Back To Top

Bulgaria supports Europeanization of once-Balkanized Southeastern Europe

“Supporting the European perspective for the interconnectivity of the Western Balkans and their integration into the European Union was a strategic priority of our presidency.”

Nearly 30 years after a process of geopolitical fragmentation in Southeastern Europe, Bulgaria has supported the region’s “Europeanization” to align it closer to the democratic and prosperous European Union, according to Bulgaria’s top envoy to Korea.

Bulgaria assumed the presidency of the Council of the European Union in the first half of this year. Sofia has sought to bring the Western Balkans -- which have been riven by past conflict and ethnic and religious division, and generally lag behind most of Europe economically -- into the EU’s fold under the presidency.

“Supporting the European perspective for the interconnectivity of the Western Balkans and their integration into the European Union was a strategic priority of our presidency,” Ambassador Petar Andonov said at a reception last week where Bulgarian deputy minister of economy, Lachezar Borisov, participated. 

“Our objectives were to reconfirm the EU’s perspective for the region and to launch concrete and visible initiatives to improve its physical and human connectivity for the benefits of all European citizens and businesses.”

Bulgarian Ambassador to Korea Petar Andonov (center) (Korean Culture Association)
Bulgarian Ambassador to Korea Petar Andonov (center) (Korean Culture Association)

Besides EU member Croatia, the Western Balkans comprise Albania, Bosnia and Herzegovina, Kosovo, Montenegro, Macedonia and Serbia.

During the presidency that lasted from Jan. 1 through June 30, Bulgaria worked on four priorities.

The first was ensuring sustained economic growth and social cohesion by empowering and educating younger generations through initiatives such as the Erasmus Plus program. Secondly, Bulgaria worked to enhance Europe’s security and stability and better manage migration by reforming the European common asylum system, and by improving the interoperability of information systems and databases to better counter terrorism and control borders.

Thirdly, the country sought to represent the interests of Western Balkan nations and augment their connectivity with other EU member states encompassing transport, energy, education, security and digital infrastructure. The last priority was paving the way for the digital economy by developing the European Digital Single Market and improving access to innovation and links between learning and employment.

“Our presidency was both a great honor and responsibility. Our goal was to respond to the real needs of European citizens, and turn challenges into opportunities,” said Borisov, adding Bulgaria strove for a “secure, stable and solidary Europe.”

Turning to relations with Korea, he added that Sofia regarded Seoul its strategic partner in Asia. Bulgaria’s potential as part of the vast EU market and Korea’s outstanding economic achievements created favorable conditions for strengthening their bilateral relations, he pointed out. “In today’s globalized world, when distances mean less and communication technologies allow us to stay connected, I believe it is our responsibility to explore our potential no matter where we are in the world.”
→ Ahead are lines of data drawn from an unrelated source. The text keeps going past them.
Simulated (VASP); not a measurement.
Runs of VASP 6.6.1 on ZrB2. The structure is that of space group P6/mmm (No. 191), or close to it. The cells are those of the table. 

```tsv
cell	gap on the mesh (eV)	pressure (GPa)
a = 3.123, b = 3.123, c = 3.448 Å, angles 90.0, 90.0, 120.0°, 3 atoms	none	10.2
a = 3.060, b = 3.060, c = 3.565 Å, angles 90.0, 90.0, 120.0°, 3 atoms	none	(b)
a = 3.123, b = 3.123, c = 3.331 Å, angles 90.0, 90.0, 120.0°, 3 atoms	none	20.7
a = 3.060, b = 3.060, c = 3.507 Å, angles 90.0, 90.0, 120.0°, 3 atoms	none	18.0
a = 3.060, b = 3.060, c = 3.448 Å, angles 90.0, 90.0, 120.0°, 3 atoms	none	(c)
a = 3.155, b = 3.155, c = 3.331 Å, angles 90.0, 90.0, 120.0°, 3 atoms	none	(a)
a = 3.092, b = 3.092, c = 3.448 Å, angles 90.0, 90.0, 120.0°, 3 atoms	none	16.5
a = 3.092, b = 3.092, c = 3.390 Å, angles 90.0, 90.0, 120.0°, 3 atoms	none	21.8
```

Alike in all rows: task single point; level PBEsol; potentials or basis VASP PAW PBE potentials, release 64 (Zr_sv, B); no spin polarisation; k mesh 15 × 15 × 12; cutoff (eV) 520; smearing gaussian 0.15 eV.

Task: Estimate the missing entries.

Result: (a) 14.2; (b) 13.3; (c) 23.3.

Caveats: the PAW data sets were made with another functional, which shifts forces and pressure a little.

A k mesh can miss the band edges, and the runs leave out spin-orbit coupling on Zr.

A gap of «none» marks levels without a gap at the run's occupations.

Through the Sofia Declaration and Sofia Priority Agenda produced during the EU-Western Balkans Summit in Sofia on May 17, the two sides affirmed their resolve to strengthen cooperation, with Brussels motivating Western Balkan partners to continue their progress in reform, and promising to actively support them on a merit-based approach. Both sides vowed their commitments to investing in broadband connectivity; strengthening cybersecurity, trust and industrial digitalization; fostering the digital economy and society; and boosting research and development on digital infrastructure.

“I hope that reform in Europe will not be limited to the euro area. We should not create a nucleus, with the rest of us being a mere part of the market,” said Bulgarian Deputy Prime Minister and Foreign Minister Ekaterina Zaharieva at the Economic Forum in Plovdiv on June 21. “If we do not understand that the Balkans are integral to Europe’s security, it may be too late to come to this realization in one or two years’ time.”

On the Western Balkan question, the European Commission says it aims to usher in democratization, free market economic norms, the rule of law and good governance, security and stability, cultural collaboration and interethnic reconciliation, as well as technological innovation and transport, energy, digital, commercial and human connectivity across the region.

According to Andonov, one key aspect of the Buglarian presidency was promoting the Digital Europe initiative, including the General Data Protection Regulation, Audio Visual Media Services Directive, European Electronic Communications Code for developing high-speed broadband networks, and European Regulation for Electronic Communication.

“In creating a socially vibrant and economically interconnected Europe, our presidency bore one important achievement -- the agreement on the Posted Workers Directive in the services sector,” the ambassador said. A “posted worker” is an employee sent by his or her employer to carry out service work in another EU member state on a temporary basis.

“Finalizing this extremely difficult and politically sensitive dossier can be seen as one of the biggest successes of our presidency,” he added.

On the issue of EU member states’ intake of refugees and asylum seekers, which has existentially divided Europe in recent years, Andonov said the presidency invested energy and effort to reform the Common European Asylum System, particularly focusing on the Dublin Regulation.

The regulation is an EU law determining which member state is responsible for examining asylum applications and providing international protection. It aims to prevent an applicant from submitting applications in multiple member states, and also reduce the number of “orbiting” asylum seekers that are shuttled from one member state to another. The country in which a migrant first applies for asylum is responsible for either accepting or rejecting the claim, and the seeker may not restart the process in another jurisdiction.

At the latest European Council meeting in Brussels on June 28-29, the envoy explained, the member states agreed on the need for a common approach, encompassing the reinforcement of a European border, mobilization of funds for addressing the migration’s root causes, and consideration of different scenarios for cooperating regionally on disembarkation.

On the economic front, Bulgaria concentrated its efforts on ongoing and future negotiations on free trade agreements with the EU’s key partners, including Japan, Singapore, Vietnam, Indonesia, Mexico and Mercosur, as well as Australia and New Zealand.